FRIENDS WITH THE ENEMY
ISBN 978-1-9999075-3-2 / 206 pages €12.95
This brand new title from renowned Irish author Val Mulkerns is a quirky, memoir that dances through a life in a non-chronological way, and is often a musing on writing and how it was to be a writer in Ireland in the second half of the twentieth century. It was described by Carlo Gébler in The Irish Times as, “protean and quixotic, mercurial and wayward … though always human and tender”.
It is sadly her last work, as the author passed away on Saturday, 10th March 2018 just a couple of weeks after her 93rd birthday. Please do take time to see more about her on her website: www.ValMulkerns.com. You can read the full review of Friends with The Enemy here.

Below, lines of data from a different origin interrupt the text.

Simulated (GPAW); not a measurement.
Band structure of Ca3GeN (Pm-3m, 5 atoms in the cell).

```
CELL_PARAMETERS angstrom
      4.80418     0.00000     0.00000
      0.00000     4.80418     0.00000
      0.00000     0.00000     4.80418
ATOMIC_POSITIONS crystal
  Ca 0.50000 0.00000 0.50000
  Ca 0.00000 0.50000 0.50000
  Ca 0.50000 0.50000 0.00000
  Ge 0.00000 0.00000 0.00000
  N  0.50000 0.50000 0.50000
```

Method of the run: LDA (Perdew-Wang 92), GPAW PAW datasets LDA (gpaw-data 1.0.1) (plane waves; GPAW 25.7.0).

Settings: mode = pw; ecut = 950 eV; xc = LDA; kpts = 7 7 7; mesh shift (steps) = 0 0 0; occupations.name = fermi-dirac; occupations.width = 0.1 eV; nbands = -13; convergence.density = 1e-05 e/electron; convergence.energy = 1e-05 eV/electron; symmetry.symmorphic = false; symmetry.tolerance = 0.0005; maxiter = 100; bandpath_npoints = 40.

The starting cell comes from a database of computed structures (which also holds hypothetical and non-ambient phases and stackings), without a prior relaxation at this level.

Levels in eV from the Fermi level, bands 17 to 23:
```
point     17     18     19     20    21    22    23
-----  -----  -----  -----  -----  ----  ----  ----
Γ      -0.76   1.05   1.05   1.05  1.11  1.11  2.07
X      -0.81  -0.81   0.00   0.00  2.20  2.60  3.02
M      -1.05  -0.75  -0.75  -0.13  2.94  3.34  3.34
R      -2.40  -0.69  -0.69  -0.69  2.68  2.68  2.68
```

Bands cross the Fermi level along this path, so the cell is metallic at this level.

A long-standing figure of Irish letters and member of Aosdána, Val Mulkerns’s writing has been described by Sebastian Barry as, “a masterly writer in the tradition of Seán Ó Faoláin” and in an Irish Times review of Memory and Desire in 2016, Anne Enright noted that in her work, “liberalising, Shavian voices form a neglected strand of the Irish tradition.”
This elegant memoir begins with tales of intriguing ancestors, leads us through early days of a Bohemian Dublin childhood and then to a teaching position in Britain, and to explore the sunnier climes of post-war Europe and Italy. On her return to Dublin, she began working at the famed literary review, The Bell under editor Peadar O’Donnell.
She describes how her first novel, A Time Outworn, was released to critical acclaim in Ireland in 1952. In 1953 she married Maurice Kennedy and they have two sons and a daughter. She subsequently published four more novels, two children’s books and many essays and critical writings. She later worked as a journalist and columnist and has been a much-loved voice on RTE’s “Sunday Miscellany” programme down the years. Friends With the Enemy is a beautifully written tome that takes in almost 70 years of life and times in literary Ireland.